Shifting sands

2009-09-28 00:00

ANALYSTS talk about the shifting sands in politics and the sands have certainly been shifting in South Africa. Who would have thought that within five months of the country’s national elections, the glue would be coming unstuck among the groupings that came together to get President Jacob Zuma into the Union Buildings.

The ink is hardly dry on the ballot papers and there is already talk of a succession battle within the ANC. Zuma warned against the debilitating effect on the party if comrades started this discussion now.

The left has also been flexing its muscle. This was evident at last week’s Cosatu congress. The labour federation slammed the ruling party over Trevor Manuel’s green paper on national planning. Cosatu felt that it, along with the South African Communist Party (SACP), were marginalised in the shaping of this policy and has indicated its intention to have it withdrawn.

Cosatu president Sdumo Dlamini categorically outlined the role he felt the alliance partners should be playing within the ANC. He said: “From now on, Cosatu’s presence will be felt and our socialist voice will be heard right inside the corridors of power. Whether on issues of the planning commission, monitoring and evaluation, budget priorities, deployment of cadres, economic policy, industrial strategy, we will be there to contest neoliberal tendencies wherever we see them.”

Author William Gumede points to yet another faction within the ANC. He calls this grouping the opportunists, saying they come from both within the left and the right. Gumede says this grouping, within the coalition, used the rhetoric of transparency, accountability and pro-poor policies to grab power for personal, factional and ethnic reasons. They have a very narrow view of democracy. The only change would be that they and their allies are now in charge. They want their plush cars, large VIP entourages with bodyguards and hangers-on, access to tenders and senior positions. This grouping, he believes, is also covertly playing its hand within the ruling party.

According to analysts, how Zuma manages the various factions within the ANC will be a true test of his leadership.

While battle lines are being drawn within the ruling party, the sands are also shifting in opposition politics. We know from media reports that as early as July the eight opposition parties within this country have been meeting in co-operation talks with an eye on the 2011 local government elections. An indication of how far along the way they have gone was hinted at by the DA’s KZN chairman, Greg Krumbock. Accompanying party leader Helen Zille on her visit to the province on Heritage Day, he said it was not impossible in the future that we would see a new and united opposition in this country that can win power.

Commentators have been sceptical about this. Aubrey Matshiqi has said that “a constellation of lightweights will not create a heavyweight”. However, he did add that if the parties wanted to bolster opposition politics in the country, serious strategic thinking was needed.
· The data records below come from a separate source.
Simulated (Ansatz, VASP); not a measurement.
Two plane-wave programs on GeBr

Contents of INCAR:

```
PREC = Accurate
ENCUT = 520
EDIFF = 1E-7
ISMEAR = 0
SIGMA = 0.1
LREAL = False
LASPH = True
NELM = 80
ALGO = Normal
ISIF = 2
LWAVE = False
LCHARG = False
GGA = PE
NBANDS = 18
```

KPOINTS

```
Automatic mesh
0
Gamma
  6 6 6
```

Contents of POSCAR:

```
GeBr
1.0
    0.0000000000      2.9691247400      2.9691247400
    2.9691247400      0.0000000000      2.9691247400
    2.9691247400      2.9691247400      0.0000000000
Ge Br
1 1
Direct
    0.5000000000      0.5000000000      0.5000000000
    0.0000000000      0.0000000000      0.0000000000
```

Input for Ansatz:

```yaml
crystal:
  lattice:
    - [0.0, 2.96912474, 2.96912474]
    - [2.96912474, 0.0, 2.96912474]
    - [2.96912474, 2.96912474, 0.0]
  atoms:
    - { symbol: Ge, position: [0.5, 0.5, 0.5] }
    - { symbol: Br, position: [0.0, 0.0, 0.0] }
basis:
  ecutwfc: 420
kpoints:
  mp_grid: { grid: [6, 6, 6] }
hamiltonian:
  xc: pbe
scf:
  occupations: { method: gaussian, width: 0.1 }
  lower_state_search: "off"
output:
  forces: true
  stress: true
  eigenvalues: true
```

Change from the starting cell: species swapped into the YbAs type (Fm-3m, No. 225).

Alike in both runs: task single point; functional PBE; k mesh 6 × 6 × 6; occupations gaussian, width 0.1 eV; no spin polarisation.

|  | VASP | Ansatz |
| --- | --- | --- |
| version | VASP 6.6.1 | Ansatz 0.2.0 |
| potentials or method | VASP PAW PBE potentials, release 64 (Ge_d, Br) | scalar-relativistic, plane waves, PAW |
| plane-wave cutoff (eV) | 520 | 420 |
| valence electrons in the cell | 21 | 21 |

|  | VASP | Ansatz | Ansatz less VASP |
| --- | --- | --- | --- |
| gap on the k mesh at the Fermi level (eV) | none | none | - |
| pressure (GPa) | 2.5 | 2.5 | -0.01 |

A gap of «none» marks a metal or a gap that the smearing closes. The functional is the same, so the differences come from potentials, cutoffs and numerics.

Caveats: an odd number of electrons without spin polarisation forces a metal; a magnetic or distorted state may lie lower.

Other commentators believe the move will not go far because egos will get in the way and there are too many substantive differences within the parties. There is also the ANC, which has shown in the last election that when challenged it can come together and pull out all the stops to ensure a win.

Idasa, in its analysis of the 2009 election, said the ANC’s overall win was because electoral power lay among the predominantly black African rural and urban poor.

According to Idasa, the opposition as a whole will have to refocus their energies on adapting their party images to the political reality that the poor hold power in South African elections. “Without such introspection the opposition will be unable to consolidate itself against continued one-party dominance. Without significant growth into the poor black African electoral market by Cope and particularly the DA, the ANC’s electoral dominance is likely to continue,” said Idasa

Are the opposition parties considering all these factors? There are signs that they are. Opposition leaders have spoken about the need to forge co-operation on the basis of values, policies and a vision for South Africa and not merely as a ganging up exercise against the ANC. Their measured comments and not showing their hand too soon has also indicated that they are proceeding cautiously.

In a country where the ruling party seems to be increasingly caught up in its own factionalism, it does not pay to write off too soon any moves — from any quarter — no matter how small or how doomed to failure.

Opposition politics is certainly worth watching.

Another certainty is that politics in South Africa is never boring. Shifting sands indeed!